This year’s maize harvest was down 50% on 2018, with overall cereal output less than half the national requirement.

In August 2019, the World Food Programme (WFP) was forced to launch an emergency lean season assistance programme to meet rising needs, months earlier than anticipated.

Bread now costs 20 times what it cost six months ago, while the price of maize has nearly tripled over the same period.

Gladys Chikukwa is a vegetable trader at Sakubva, the second largest market in Zimbabwe.

“Things are rotting in this market because of prices, because today tomatoes will go for 250, tomorrow 300 dollars, tomorrow 400 dollars and people, they don’t have that money,” she said.

The UN agency has warned that communities will face an increasingly desperate situation unless adequate funding for a major relief operation materializes fast.

With nearly 8 million people – half the population – now food insecure, the agency is working to double the number of people it assists to 4.1 million.

The agency says it needs $200 million for its emergency response in the first half of 2020 alone.

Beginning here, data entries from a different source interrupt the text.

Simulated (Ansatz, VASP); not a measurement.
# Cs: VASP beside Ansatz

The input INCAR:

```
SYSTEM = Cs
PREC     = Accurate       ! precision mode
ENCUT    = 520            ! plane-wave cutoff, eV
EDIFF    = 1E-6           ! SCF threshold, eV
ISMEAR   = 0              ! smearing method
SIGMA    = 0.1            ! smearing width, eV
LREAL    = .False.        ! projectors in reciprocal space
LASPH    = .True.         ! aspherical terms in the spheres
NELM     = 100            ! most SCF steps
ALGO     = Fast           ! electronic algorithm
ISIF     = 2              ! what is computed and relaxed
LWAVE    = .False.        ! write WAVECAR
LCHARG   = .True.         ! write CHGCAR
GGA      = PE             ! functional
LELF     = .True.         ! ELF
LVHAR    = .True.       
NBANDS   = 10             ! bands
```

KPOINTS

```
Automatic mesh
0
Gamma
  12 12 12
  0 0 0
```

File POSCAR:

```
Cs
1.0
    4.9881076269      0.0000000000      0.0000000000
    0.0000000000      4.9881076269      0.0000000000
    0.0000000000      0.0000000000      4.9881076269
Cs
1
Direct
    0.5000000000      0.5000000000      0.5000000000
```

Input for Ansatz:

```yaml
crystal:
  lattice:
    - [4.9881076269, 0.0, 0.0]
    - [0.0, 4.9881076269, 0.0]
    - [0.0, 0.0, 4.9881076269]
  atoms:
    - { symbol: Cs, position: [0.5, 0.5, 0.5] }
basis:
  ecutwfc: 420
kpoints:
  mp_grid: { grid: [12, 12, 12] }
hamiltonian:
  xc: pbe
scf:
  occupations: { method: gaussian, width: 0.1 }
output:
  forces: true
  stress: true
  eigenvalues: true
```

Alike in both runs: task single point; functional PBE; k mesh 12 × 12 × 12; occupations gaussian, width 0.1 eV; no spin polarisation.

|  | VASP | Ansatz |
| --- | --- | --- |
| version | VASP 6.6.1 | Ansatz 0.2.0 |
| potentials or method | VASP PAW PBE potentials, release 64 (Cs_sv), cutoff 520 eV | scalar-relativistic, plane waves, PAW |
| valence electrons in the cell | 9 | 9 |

“2019 has been an exceptionally tough year for all Zimbabweans. We see a factor, or combination of factors; economic downturn, climate change and subsequent droughts that have led more than 8 million people into food insecurity. As WFP we are looking at ramping up our response over the next couple of weeks to reach almost double of what we had planned,” said Niels Balzer, WFP deputy country director in Zimbabwe.

Drought and flooding have tightened the availability of food across much of southern Africa. WFP aims to purchase supplies from Tanzania, in the form of maize grain, as well as from Mexico, and pulses from Kenya and potentially the Black Sea area.